The best fit to the data in Fig. 5 produces

$$\sigma ={\sigma }_{0}\exp \,[-{(\frac{{T}_{0}}{T})}^{n}]$$

(3)

with a temperature exponent of n = 0.6 ± 0.2 and the extracted transition temperature, T ₀ = 13 ± 6 K. There are no theories with n = 0.6 but there are a number of theories with n = 0.5 which is within the experimental uncertainty^{32, 35, 36, 46}. Weak localisation due to the Altshuler and Aronov corrections⁴⁶ produce a \({T}^{-\frac{1}{2}}\) temperature dependence in both 1D and 3D which clearly does not fit the data. In the variable range hopping transport regime, the exponent is \(n=\frac{1}{1+d}\) where d is the dimension. For 1D variable range hopping the exponent is therefore \(n=\frac{1}{2}\) but since the transition temperature is given by \({T}_{0}=\frac{4}{{a}_{B}^{\ast }{k}_{B}g({E}_{F})}\) where \({a}_{B}^{\ast }=2.3\,{\rm{nm}}\) is the effective Bohr radius and g(E _F ) = 5.7 × 10²⁸ is the density of states at the Fermi level, E _F  = 16.2 meV this produces T ₀ = 2160 K and clearly does not fit the data. Since the zero-bias anomaly suggests a Coulomb gap in the density of states, variable range hopping with a Coulomb gap also has a temperature exponent of \({T}^{-\frac{1}{2}}\) universally for all dimensions^{32, 36}. The theoretical value of \({T}_{0}=\frac{2.8{q}^{2}}{4\pi {\varepsilon }_{0}{\varepsilon }_{0}{a}_{B}^{\ast }{k}_{B}}\) = 1679 K, however, and so again this model³⁶ does not fit the data either.
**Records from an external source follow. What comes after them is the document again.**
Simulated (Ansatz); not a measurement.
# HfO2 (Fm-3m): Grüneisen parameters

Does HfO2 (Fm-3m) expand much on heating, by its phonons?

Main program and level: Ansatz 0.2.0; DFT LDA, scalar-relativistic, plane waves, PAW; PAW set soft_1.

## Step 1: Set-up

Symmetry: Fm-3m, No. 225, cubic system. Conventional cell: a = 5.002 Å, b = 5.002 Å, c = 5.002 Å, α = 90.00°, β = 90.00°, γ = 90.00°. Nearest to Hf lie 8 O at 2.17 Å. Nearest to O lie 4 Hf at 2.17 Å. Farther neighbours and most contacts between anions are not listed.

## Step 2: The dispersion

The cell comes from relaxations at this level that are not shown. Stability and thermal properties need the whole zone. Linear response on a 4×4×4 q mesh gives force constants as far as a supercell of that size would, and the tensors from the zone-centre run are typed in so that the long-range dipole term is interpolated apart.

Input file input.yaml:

A clean, single channel Luttinger liquid is predicted to have a T ^α where α is related to the the many body interactions in the system¹⁷. Whilst this clean Luttinger liquid model does not fit the present nanowire data, Mischenko et al.³⁵ have developed a multi-channel Luttinger liquid model for disordered nanowires which produces a temperature behaviour for the electrical conductivity identical to equation 3 with n = 0.5 temperature exponent and the model does fit the present data within experimental uncertainty and produces the number of channels to be 3.9 ± 0.9 so approximately 4. This model has been plotted in Fig. 5 as the n = 0.5 model and it is the only model that fits the data and produces fit parameters in agreement with the theoretical predictions of any of the tested models. As the conduction band of silicon has a spin degeneracy of 2 and a valley degeneracy of 2, it would suggest that the 4 channels in the silicon nanowire are just related to the spin and valley degeneracy. Whilst separation of spin and charge transport is the unique signature of Luttinger liquid behaviour in 1D nanowire systems^{30, 31}, which is beyond our present experiments, the disordered multi-channel Luttinger liquid model provides the best fit to the present data. It has been suggested that silicon nanowires with widths around 3 nm will have the valley degeneracy lifted⁴⁷. Therefore the scaling to smaller nanowire widths should result in changes to both g and α which would provide further proof of the Luttinger liquid behaviour but this is beyond the scope of the present work.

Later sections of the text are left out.